Do you want to travel back to 1990s music production? Were you not born yet and want to experience it in a fully immersive way? Opcode’s Josh and Nine Inch Nails have you covered.

The (1996?) “Getting Started With Vision” video has everything – those 3D graphics. That theme song. That feeling of watching OMS and Vision’s genius Blocks and sequencer implementation again. (Okay, the last one will – definitely depend on when you started with Mac music production.)

And so much Roland sound.

I feel a little bit like reciting ancient religious texts, we’ve all engaged in telling the story of MIDI on repeat since the dawn of time. “MIDI is a secret code that goes down these MIDI cables…” (Not sure what was secret about it, but maybe he was trying to make sure to let people know to send in their MIDI Manufacturers’ Association dues.)

The graphics… the graphics. (Video Toaster, I think?)

By the way, if you were not around for the era of OMS (Open Music System) but have a current Mac, load the Audio MIDI Setup. You’ll notice some similarities. Audio MIDI Setup was released, I believe, with Mac OS X Jaguar in 2002, and its development was led by ex-Opcode engineer Doug Wyatt. I can double-check that history, but you’ll see that, essentially, AMS turned into a next-generation reimagining of OMS. See also MOTU’s pre-OS X rival FreeMIDI. And… oh I had really forgotten that AppleTalk warning. Memories.

But we’re done 90s-ing yet.

Nine Inch Nails filmed this music video in 1992 for “Gave Up” and it features a kind of hilarious amount of exposure for Opcode Vision.

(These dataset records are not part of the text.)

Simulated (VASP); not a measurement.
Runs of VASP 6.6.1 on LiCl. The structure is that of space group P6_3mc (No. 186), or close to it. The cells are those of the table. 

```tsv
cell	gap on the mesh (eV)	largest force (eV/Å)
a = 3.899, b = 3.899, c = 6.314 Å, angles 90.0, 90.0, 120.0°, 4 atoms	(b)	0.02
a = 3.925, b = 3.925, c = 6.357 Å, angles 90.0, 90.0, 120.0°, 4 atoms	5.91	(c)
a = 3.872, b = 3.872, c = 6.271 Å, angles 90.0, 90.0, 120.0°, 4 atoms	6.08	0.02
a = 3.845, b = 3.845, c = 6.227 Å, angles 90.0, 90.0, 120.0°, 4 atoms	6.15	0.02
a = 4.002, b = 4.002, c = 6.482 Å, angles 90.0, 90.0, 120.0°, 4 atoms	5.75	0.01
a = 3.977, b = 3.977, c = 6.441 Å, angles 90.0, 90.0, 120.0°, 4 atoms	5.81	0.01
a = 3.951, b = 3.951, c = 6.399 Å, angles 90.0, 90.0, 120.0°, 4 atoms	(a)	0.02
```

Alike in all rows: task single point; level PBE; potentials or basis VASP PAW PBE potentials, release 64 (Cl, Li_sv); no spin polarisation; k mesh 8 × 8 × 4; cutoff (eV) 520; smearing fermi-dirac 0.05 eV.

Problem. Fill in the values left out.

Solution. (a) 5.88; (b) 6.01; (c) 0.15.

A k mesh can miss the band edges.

Show of hands how many of you also used that same Digidesign mousepad. (It was a simpler time, kids. Actually… no, it was a much more complicated time, involving a hell of a lot of reaching into your Mac chassis to fiddle with horrible hardware settings on NuBus cards to make DAE work. I want to go back to that about as much as I wanted to hear Bill Clinton this week. But Opcode was great.)

Also, it turns out they label their projects about the same way the rest of us do. I don’t think these were edited for the video.

Vision still looks brilliant, nearly 30 years later. That’s not just nostalgia talking, either: we lost some of the elegance of the first generation of sequencers. It’s worth revisiting that now, too, because while the world of the western DAW is pretty well exhausted, there’s every chance to build new systems from scratch based on other music traditions and with developers from outside the usual suspects of the USA and western Europe – see DAW, Music Production, and Colonialism, a Bibliography.

Anyway, modern software: you’re on notice. At least come up with some vaporware music and graphics for your next tutorial. You can blame me.

I realize I have been tagging things “I love the 90s” and a significant portion of the world has no idea what the hell I’m talking about. It’s this:

I am of course obligated to bring back this clip, any time I mention Opcode:

I’m sorry, what? Music tech news? Like, for today?

Look there’s a new plug-in model of a vintage compressor and some fancy polysynth is coming someday and there are some new modules. Happy?